Machine Learning Sports Betting on the NBA Season (Before the Bubble)
This is a supervised learning model that utilized a large statistical dataset to predict NBA games and placed hypothetical bets on them. The stats have been gathered from basketball-reference using the sportsreference API. The full notebook can be found here.
The NBA is the most rapidly changing American sport with the transition to prioritizing 3-point shooting and playing at a much faster pace than before. For this reason, the data from seasons further past start to hurt the model’s performance. The key insight I discovered in order to increase its accuracy was to use a rolling average of the previous 3 games for each statistical category and only train the model on the previous 2 seasons.
Lets get right to the good stuff. This is how the model performed:
After losing $1400 in the first few weeks, the model rebounded immediately to its highest point of $1776 only a few weeks later, and then starts to fluctuate at a more reasonable pace. I’m happy with the results, having profited $1400, but the model is more volatile than I’d prefer. There are a few tweaks we can make in the future that might help minimize this risk.
Firstly, I found my odds data from this site. While most matchups pass the eye test for the better team being favored, I haven’t vetted the odds against other Vegas data.
Secondly, the model bets on every single game instead of identifying potentially favorable bets. I foresee this as a change that could increase its profitability the most because we’re sometimes risking $100 to make ~$2 for heavy favorites. For example:
And these are some of the dumb bets that we lost. For reference, the first row would have been a $3 profit, but we lost $100.
But we did recoup those losses with upsets. Here are the model’s biggest upset picks! I’d like to thank the Memphis Grizzlies for the $1100.
Here’s how each team performed for us:
Let’s start from the beginning. Our machine learning model can only be as good as the dataset available to us, one of the reasons why I love to use sports data so much. This domain has some of the best data keeping, dating back further than most industries.
Approach to the Problem
Our goal is to predict NBA games and place informed bets on them. There’s 2 facets to the data that we need: (1) historical statistical data for the games and (2) Vegas odds data.

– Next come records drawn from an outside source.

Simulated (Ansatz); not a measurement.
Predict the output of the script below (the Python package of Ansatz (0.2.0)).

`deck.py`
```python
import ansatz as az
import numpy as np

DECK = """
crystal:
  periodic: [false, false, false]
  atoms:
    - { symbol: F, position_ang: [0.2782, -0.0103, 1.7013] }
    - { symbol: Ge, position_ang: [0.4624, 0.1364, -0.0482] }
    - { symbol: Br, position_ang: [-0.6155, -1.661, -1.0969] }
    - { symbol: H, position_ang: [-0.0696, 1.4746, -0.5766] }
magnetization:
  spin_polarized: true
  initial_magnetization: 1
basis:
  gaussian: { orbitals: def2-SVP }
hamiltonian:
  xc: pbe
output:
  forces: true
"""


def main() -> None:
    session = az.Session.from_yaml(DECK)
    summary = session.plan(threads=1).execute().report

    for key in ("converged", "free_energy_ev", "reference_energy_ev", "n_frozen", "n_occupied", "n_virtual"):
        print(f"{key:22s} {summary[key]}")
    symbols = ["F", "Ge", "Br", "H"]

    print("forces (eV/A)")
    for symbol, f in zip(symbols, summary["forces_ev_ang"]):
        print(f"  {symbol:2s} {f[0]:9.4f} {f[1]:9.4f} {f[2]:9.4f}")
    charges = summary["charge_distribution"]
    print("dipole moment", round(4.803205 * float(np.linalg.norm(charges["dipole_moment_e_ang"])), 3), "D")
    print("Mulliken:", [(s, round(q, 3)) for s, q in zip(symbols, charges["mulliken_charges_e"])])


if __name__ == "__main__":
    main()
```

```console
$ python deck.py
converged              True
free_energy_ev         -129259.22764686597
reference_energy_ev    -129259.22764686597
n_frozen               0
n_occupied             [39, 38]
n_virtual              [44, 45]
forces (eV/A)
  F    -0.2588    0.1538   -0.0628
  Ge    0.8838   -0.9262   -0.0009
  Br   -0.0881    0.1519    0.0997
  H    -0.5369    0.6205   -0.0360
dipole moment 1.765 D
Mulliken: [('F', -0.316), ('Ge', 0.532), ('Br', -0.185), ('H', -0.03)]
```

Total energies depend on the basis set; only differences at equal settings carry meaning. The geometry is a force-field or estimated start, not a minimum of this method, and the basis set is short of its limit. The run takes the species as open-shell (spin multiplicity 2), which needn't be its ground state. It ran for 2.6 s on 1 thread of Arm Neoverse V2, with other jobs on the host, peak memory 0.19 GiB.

For the first component, basketball-reference is the authoritative resource, alongside the official NBA stats page. I used the sportsreference API to take every stat from every box score for as many past seasons as I like and put that data into a pandas dataframe. There are over 70 potential statistical features to utilize for prediction.
I found the odds data at sportsbookreviewsonline. I’m not certain exactly how accurate these odds data are, but they pass every sanity check I’ve made where the clearly better team is always favored. Here’s another simple check — the below table shows the top 10 positive correlations to a home win:
The home and away odds are on opposite sides of the correlation spectrum and line up with the proper team winning so our data pass another eye test.
The next step is to decide which statistics — aka features — we’ll include in our prediction model. One point of concern is that there is a high level of multicollinearity among the features, meaning they are very interconnected and are not stand alone independent variables. This means that we won’t have much explanatory power in our model to inform us of which feature is the most important for winning, but we’ll still be able to make powerful predictions. Below is the heatmap for the correlations among each feature.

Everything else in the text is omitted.